Re: Add the ability to limit the amount of memory that can be allocated to backends.

From: Tomas Vondra <tomas(dot)vondra(at)enterprisedb(dot)com>
To: reid(dot)thompson(at)crunchydata(dot)com, Arne Roland <A(dot)Roland(at)index(dot)de>, Andres Freund <andres(at)anarazel(dot)de>
Cc: vignesh C <vignesh21(at)gmail(dot)com>, "pgsql-hackers(at)lists(dot)postgresql(dot)org" <pgsql-hackers(at)lists(dot)postgresql(dot)org>, Justin Pryzby <pryzby(at)telsasoft(dot)com>, Ibrar Ahmed <ibrar(dot)ahmad(at)gmail(dot)com>, "stephen(dot)frost" <stephen(dot)frost(at)crunchydata(dot)com>
Subject: Re: Add the ability to limit the amount of memory that can be allocated to backends.
Date: 2023-12-26 21:52:06
Message-ID: 4fb99fb7-8a6a-2828-dd77-e2f1d75c7dd0@enterprisedb.com
Views: Raw Message | Whole Thread | Download mbox | Resend email
Thread:
Lists: pgsql-hackers

Hi,

I wanted to take a look at the patch, and I noticed it's broken since
3d51cb5197 renamed a couple pgstat functions in August. I plan to maybe
do some benchmarks etc. preferably on current master, so here's a
version fixing that minor bitrot.

As for the patch, I only skimmed through the thread so far, to get some
idea of what the approach and goals are, etc. I didn't look at the code
yet, so can't comment on that.

However, at pgconf.eu a couple week ago I had quite a few discussions
about such "backend memory limit" could/should work in principle, and
I've been thinking about ways to implement this. So let me share some
thoughts about how this patch aligns with that ...

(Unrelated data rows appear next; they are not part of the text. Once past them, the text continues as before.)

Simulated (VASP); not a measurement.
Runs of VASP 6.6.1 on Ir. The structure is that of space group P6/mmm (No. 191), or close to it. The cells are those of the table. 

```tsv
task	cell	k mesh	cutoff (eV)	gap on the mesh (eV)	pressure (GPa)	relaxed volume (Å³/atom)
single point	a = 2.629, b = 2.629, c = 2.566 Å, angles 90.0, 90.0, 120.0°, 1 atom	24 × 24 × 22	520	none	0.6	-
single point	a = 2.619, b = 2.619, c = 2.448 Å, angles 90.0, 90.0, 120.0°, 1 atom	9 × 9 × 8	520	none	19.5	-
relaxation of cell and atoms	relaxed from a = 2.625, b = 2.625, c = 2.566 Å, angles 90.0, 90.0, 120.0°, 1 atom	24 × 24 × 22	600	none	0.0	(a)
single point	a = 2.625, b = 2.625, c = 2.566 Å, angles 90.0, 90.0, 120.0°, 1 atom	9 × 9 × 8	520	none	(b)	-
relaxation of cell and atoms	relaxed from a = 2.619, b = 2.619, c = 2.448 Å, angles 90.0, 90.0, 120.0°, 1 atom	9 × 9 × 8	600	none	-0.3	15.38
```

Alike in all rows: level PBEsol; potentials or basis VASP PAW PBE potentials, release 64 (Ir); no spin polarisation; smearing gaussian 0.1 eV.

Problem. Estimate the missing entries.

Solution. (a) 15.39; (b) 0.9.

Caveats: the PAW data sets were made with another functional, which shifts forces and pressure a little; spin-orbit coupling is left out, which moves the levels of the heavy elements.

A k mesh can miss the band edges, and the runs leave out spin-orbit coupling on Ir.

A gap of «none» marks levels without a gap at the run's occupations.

(FWIW it's not my intent to hijack or derail this patch in any way, but
there's a couple things I think we should do differently.)

I'm 100% on board with having a memory limit "above" work_mem. It's
really annoying that we have no way to restrict the amount of memory a
backend can allocate for complex queries, etc.

But I find it a bit strange that we aim to introduce a "global" memory
limit for all backends combined first. I'm not against having that too,
but it's not the feature I usually wish to have. I need some protection
against runaway backends, that happen to allocate a lot memory.

Similarly, I'd like to be able to have different limits depending on
what the backend does - a backend doing OLAP may naturally need more
memory, while a backend doing OLTP may have a much tighter limit.

But with a single global limit none of this is possible. It may help
reducing the risk of unexpected OOM issues (not 100%, but useful), but
it can't limit the impact to the one backend - if memory starts runnning
out, it will affect all other backends a bit randomly (depending on the
order in which the backends happen to allocate memory). And it does not
consider what workloads the backends execute.

Let me propose a slightly different architecture that I imagined while
thinking about this. It's not radically differrent from what the patch
does, but it focuses on the local accounting first. I believe it's
possible to extend this to enforce the global limit too.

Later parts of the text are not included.